AT 19, he wrote a paper on history of World cinema.

That got him a seat at the Film and TV Institute when he got Satyajit Ray to score music for his short student film, `The Rhetoric of the continuity'. Rajiv Menon incidentally, wielded the camera for the film.

In '89, he made a telefilm called `Jana' that was telecast on Doordarshan some three dozen times.

After two flops, `Kavithai Paada Nerumillai' ('87) and `Madhangal Ezhu' with Ramya Krishnan ('92), he self-admittedly took a recess to analyze why his films flopped.

That's when he went to Europe and played the lead in an Italian telefilm called `Pidgin'.

And made it a point to catch the action at the Cannes film festivals in '94, '96 and '98.

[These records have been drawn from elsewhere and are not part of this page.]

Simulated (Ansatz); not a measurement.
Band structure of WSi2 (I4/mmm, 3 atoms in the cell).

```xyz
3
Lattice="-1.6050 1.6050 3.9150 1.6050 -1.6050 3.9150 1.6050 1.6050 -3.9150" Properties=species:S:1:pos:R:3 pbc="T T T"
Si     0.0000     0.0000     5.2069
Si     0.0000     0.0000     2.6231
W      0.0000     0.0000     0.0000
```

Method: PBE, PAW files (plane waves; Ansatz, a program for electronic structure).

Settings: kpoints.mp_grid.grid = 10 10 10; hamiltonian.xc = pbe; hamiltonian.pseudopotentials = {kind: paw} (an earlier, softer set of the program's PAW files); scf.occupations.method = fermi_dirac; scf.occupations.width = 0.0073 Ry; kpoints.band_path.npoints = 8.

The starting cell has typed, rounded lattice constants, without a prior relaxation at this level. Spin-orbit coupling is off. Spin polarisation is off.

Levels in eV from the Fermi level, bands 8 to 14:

Now, after ten years and over 500 episodes of `Nayyandi Durbar', Yuhi Sethu having finally made his mark, is determined to make a comeback as a film-maker.

Yuhi Sethuraman as he was called, right from his days at the Institute always wanted to be intelligent comedian.

Like him or hate him, he has survived the toughest of times and is today a favourite of many with his poker-faced antics and sarcasm topped digs and wisecracks at his guests.

He shoots names of legends who are responsible for talk shows as they are today, tracing the history of talk-shows and stand-up comedies, lashing out at any criticism that `Nayyandi Durbar' is a take-off on Shekhar Suman's `Movers and Shakers'.

``My inspiration is not Shekhar Suman or Jay Leno or David Letterman. My inspiration is more from Yakshagana, Harikatha, Theru-koothu and the like - where a stand-up comedian sings and explains verses relevant to the society with a pack of musicians,'' he argues.

The idea of the talk show was his, he says. Initially, they had four writers.

The writers kept changing and now they have two writers for the show.

So how different is the show from the other talk shows - desi or international.

``When Johnny Carson does that, he is being himself. So do most of the hosts. The difference when I'm doing the show is that I'm not myself. It's a performance. The whole thing is a strain for me. It does not come to me naturally. Frankly speaking, I don't like taking digs at people. But unfortunately, that's what I am good at,'' he says.

He usually spends half an hour with the guest before the show starts to ``get the accent and know where he could take a dig at them''.

He has interviewed Shubha Mudgal, Kalimuthu, P. Chidambaram, recently Vasundara Das but the one show which always lingers in his memory is one where he met a countryside singer who sings elegies.

``Her name was Laxmi. She never understood what the show was about. She was like a wind, I couldn't control her. She just kept singing throughout the show. I slept for a while, I cried, I begged her to stop the show, but she just wouldn't stop. And she is someone who waits for people to die to fill her stomach,'' Yuhi Sethu recalls.

``That's the best example of the seriousness underlying life and death but still poking fun at it, during the show,'' he adds. If left to him he would want to have the Chief Minister and the DMK chief at his show. Of the DMK leader, he says, ``There's nothing to ask him. He's too strong a diplomat. He is shrewd and too clear of what he wanted from the election. It was all a part of his game plan,'' he feels.